Dynamical mean-field study of a photon-mediated ferroelectric phase transition

TL;DR

This study uses dynamical mean-field theory to analyze how light-mediated interactions influence ferroelectric phase transitions in a 2D material coupled to surface plasmons, revealing enhanced ferroelectric order.

Contribution

It introduces a dynamical mean-field approach to model photon-mediated interactions and demonstrates their role in stabilizing ferroelectric phases in a minimal 2D system.

Findings

Photon-mediated interactions enhance ferroelectric order.

Mean-field approximation shows no effect of light-matter coupling on transition.
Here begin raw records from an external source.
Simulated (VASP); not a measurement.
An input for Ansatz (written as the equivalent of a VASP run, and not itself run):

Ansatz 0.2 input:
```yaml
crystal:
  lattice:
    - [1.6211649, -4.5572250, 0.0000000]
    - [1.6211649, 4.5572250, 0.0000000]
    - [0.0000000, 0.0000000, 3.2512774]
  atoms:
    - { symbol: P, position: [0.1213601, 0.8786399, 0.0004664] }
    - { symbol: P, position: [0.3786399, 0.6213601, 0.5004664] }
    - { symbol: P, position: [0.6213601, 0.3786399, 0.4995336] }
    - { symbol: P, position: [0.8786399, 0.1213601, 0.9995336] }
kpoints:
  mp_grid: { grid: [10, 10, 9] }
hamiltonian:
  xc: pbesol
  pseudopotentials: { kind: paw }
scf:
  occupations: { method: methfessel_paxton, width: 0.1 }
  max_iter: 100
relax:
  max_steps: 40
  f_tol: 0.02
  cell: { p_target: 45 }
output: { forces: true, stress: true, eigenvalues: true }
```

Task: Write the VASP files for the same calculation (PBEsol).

Bosonic dynamical mean-field theory reveals stabilization of ferroelectric phase.

Abstract

The interplay of light and matter gives rise to intriguing cooperative effects in quantum many-body systems. This is even true in thermal equilibrium, where the electromagnetic field can hybridize with collective modes of matter, and virtual photons can induce interactions in the solid. Here, we show how these light-mediated interactions can be treated using the dynamical mean-field theory formalism. We consider a minimal model of a two-dimensional material that couples to a surface plasmon polariton mode of a metal-dielectric interface. Within the mean-field approximation, the system exhibits a ferroelectric phase transition that is unaffected by the light-matter coupling. Bosonic dynamical mean-field theory provides a more accurate description and reveals that the photon-mediated interactions enhance the ferroelectric order and stabilize the ferroelectric phase.